Understanding Microsoft

Part 46. The Faucet

Water is essential for life, but too much water can suffocate someone. They drown, killed by something that ought to be life-preserving for them. Control of water -- its flow rate, its pressure, its temperature -- can determine whether the water causes help or harm.

The water of life for a news publication, a magazine, or even an online website is information. Control of the flow of information to a news organization can either cause the organization to prosper and flourish, or to die of thirst. In some cases, the flow of information can be used like a high-pressure water spigot, washing out alternative news sources and setting the news agenda itself. This means that in many cases, what we see on the news is not determined by the tellers, the writers, the speakers that we observe; rather, it is the hand on the faucet of the flow of information that determines what we see and hear and read. Of all the organizations that manipulate the news via flow control, Microsoft is at the very pinnacle of expertise.

Microsoft can expertly target a particular computer publication by first determining its flow of capital -- the other form of life-giving fluid needed by a business. If a publication is financially weak, simply propping it up with heavy advertising dollars builds a dependency upon maintaining Microsoft's favor. But even more, their dependency is on Microsoft for the "inside information" about upcoming Microsoft products. After all, Microsoft has more than a monopoly on operating systems, office suites, and other products; it also has a monopoly on the *inside information* about its own products. Since Microsoft uses proprietary interfaces and Rube-Goldberg-style internal design architectures, only Microsoft can provide the kind of insider viewpoint these magazines and other publications and media establishments need to fill their pages with content. Only Microsoft knows which products they will hype, and which are just placeholders to keep the competition from succeeding.

Therefore, Microsoft will target a particular publication -- or even better, a certain individual writer within a publication -- and flood them with a high-level blast of information about all sorts of Microsoft products. The monopoly position of Microsoft forces the writer to keep up with all of this marketing-driven information, lest they miss out on whichever product ends up being successful. Since the writer does not know which of these products is bogus and will flop, he or she cannot afford to ignore any of them. This crowds out the time necessary to keep abreast of other developments in the computer industry, such as superior operating systems, new paradigms, and futuristic programming languages. The faucet is turned on full-blast, and the writer must either sink or swim.

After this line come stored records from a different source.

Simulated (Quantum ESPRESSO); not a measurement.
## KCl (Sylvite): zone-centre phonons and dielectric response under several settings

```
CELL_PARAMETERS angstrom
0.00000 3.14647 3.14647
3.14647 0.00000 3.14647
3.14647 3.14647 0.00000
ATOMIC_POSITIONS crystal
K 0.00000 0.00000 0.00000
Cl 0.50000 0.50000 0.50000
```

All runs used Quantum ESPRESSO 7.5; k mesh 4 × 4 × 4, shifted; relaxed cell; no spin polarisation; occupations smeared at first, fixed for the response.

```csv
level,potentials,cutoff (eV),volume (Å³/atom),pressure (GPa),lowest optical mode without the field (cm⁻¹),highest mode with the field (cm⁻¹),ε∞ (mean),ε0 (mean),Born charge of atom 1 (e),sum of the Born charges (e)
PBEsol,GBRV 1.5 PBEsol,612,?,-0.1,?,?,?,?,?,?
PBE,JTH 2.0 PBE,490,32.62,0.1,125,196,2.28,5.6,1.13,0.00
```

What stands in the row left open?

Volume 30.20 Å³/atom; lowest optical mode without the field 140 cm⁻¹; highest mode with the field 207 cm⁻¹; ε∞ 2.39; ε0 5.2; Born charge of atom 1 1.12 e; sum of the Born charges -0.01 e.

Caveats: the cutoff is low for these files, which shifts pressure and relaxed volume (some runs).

Ah, but let the writer put into print that a particular Microsoft product is indeed a crock, a laughingstock, or even just mediocre -- and suddenly that flow of information may be cut off completely. The hand that cranks the faucet will quickly turn it from full-on to shut tight. Now the flow of necessary content information is gone, and the magazine or the writer begins to die from lack of information. Microsoft is capable and willing to punish members of the media for failing to live up to Microsoft's expectations that they will be nothing more than mouthpieces and front-men for the Microsoft machine, making a mockery of the term "free press" by co-opting the media into unpaid extensions of the Microsoft marketing department. For when you write about Microsoft, it's either all or nothing; Microsoft will never allow itself to be viewed as just another choice to be made among competing equals. The flow of propaganda from Microsoft will either drown you or starve you -- take your pick.


Most recent revision: April 5, 1998
Copyright © 1998, Tom Nadeau
All Rights Reserved.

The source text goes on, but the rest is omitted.